Fiona Jackson
2025-06-06 15:14:00
www.techrepublic.com
Apple’s App Store facilitated $1.3 trillion worth of app sales and billings in 2024, and the company stated it took no commission on 90% of that total. The figure comes from a new Apple-commissioned study, released as the company works to portray its platform as profitable for developers and fair in its fee structure.
Breakdown of App Store-driven revenue
According to the report:
- Sales and billings from digital goods, such as games and photo or video editing apps, generated $131 billion.
- Physical goods and services, including food delivery, brought in over $1 trillion.
- In-app advertising added another $150 billion.
- Total spending across all three categories has doubled since 2019.
“It’s incredible to see so many developers design great apps, build successful businesses, and reach Apple users around the world,” Tim Cook, Apple’s chief executive officer, said in a statement. “This report is a testament to the many ways developers are enriching people’s lives with app and game experiences, while creating opportunity and driving new innovations. We’re proud to support their success.”
Apple has been getting heat over the years regarding the high commission it charges on App Store sales and the barriers it imposes on third-party app stores, which make it difficult for iOS developers to bypass these fees. In-app purchases can recoup some of these losses, but the company has tightly controlled this channel tool.
Because the iPhone is the most popular smartphone in the world, app developers would significantly limit their potential earnings if they did not make their products available on iOS. Therefore, Apple can charge what it likes for the privilege. Regulators have taken note of this and are working to ensure that the revenue share the tech giant takes for distributing and promoting apps through its App Store is proportionate.
Regulators push back on Apple’s App Store commission model
On April 30, a US district judge ruled that Apple must stop taking 27% commissions on in-app purchases made through external links to third-party websites, also known as “link-outs.” This marked a legal victory for “Fortnite” creator Epic Games, which argued the fee discouraged developers from offering alternative payment options outside Apple’s ecosystem.
Apple had argued that allowing app makers to direct users to third-party sites to collect payments could compromise the security of the apps and devices. Funnelling payments through Apple also lets customers complete their transactions faster, but app makers lose more revenue that way.

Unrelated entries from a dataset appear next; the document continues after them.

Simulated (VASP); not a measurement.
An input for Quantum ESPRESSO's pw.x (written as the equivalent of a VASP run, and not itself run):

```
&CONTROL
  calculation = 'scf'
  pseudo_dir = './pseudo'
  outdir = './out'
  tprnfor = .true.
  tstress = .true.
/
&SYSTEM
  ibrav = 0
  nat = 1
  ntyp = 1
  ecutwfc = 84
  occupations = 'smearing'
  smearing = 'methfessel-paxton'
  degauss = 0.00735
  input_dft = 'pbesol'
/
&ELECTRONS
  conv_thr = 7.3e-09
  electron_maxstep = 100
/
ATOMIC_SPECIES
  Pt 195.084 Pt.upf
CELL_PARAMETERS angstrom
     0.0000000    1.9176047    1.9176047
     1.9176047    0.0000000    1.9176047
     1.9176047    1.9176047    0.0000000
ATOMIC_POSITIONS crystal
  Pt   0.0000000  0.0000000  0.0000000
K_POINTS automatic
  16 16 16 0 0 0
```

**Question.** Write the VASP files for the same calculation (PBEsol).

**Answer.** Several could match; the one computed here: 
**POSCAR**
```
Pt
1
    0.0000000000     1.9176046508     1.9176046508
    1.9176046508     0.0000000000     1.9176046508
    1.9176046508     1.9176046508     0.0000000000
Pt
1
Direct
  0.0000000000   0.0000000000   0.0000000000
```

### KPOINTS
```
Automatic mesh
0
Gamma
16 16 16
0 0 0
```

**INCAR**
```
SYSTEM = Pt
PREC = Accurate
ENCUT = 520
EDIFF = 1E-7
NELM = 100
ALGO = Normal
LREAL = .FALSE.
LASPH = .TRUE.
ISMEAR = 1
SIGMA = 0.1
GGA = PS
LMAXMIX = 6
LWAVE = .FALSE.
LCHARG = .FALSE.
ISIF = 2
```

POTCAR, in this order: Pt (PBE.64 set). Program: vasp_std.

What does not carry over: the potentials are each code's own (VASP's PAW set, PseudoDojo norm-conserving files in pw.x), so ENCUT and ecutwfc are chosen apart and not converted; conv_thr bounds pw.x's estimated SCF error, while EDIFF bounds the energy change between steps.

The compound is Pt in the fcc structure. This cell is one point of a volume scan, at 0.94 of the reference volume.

The EU’s Digital Markets Act aims to ensure fair and competitive digital markets in the region by setting rules for influential tech firms. Apple was formally charged last summer for breaching the DMA by making the requirements regarding the use of link-outs for purchases too restrictive and for charging a commission on them.
SEE: Apple Faces New Penalties as EU Publishes Full Antitrust Decision
Plus, if developers agree to the business terms that allow them to use link-outs, they must also agree to pay the Core Technology Fee for each first app install over a certain threshold, serving as another disincentive.
The Commission argued that the fees relating to link-outs go “beyond the possible remuneration for the initial acquisition of that end user facilitated by Apple.” Apple states that fewer than 1% of app developers meet the threshold required to pay this fee.